Ranking

Introduction

Outlier detection for unsupervised tasks is difficult. The difficulty arises with how to evaluate whether the selected methods for outlier detection and thresholding are correct or the best for the dataset. Often, additional post-evaluation involves visual or domain knowledge based decisions to make a final call. This process can be tedious and is often just as complex as the methods used to do the outlier detection in the first place.

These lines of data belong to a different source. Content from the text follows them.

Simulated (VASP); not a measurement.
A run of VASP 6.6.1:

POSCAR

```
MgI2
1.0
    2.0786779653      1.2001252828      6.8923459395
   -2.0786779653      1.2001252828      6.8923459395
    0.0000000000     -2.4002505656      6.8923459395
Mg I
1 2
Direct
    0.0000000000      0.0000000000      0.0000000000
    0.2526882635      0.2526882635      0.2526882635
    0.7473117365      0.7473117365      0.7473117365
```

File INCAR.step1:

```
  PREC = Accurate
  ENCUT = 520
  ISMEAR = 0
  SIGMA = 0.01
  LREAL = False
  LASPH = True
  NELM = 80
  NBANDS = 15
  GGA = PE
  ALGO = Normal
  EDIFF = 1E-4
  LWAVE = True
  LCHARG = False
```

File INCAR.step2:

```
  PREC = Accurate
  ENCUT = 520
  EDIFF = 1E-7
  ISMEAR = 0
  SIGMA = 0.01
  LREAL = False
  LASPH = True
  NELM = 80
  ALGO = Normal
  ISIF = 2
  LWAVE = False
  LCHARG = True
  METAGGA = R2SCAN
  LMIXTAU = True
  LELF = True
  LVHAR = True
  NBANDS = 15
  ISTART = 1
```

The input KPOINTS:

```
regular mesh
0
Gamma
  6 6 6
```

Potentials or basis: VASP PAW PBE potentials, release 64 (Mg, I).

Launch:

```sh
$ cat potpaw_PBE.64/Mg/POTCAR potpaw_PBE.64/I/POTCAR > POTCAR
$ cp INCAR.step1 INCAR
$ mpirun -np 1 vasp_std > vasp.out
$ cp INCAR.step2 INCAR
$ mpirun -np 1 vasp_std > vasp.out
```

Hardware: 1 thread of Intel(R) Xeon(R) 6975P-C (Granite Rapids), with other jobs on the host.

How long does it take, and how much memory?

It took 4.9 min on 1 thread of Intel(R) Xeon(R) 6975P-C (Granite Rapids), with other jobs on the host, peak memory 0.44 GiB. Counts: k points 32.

However, there are some robust statistical methods that can be used to indicate or at least provide a guide of which outlier detection and thresholding methods perform better than others. This process is that of a ranking problem and can be used to list in order the evaluated outlier detection and thresholding methods in terms of their respective performance with other methods.


In order to rank the multiple outlier detection and thresholding methods’ capabilities of effectively labeling a given dataset, it is important to note what is defined by “capabilities”. In this case, this refers to how well the predicted labels solved by the outlier detection and thresholding method compares to the true labels. This can be done using the F1 score or Matthews correlation coefficient (MCC). But, since unsupervised tasks means there is lack of true labels, the best option is to use other robust statistical metrics that have a strong correlation to the above mentioned scores.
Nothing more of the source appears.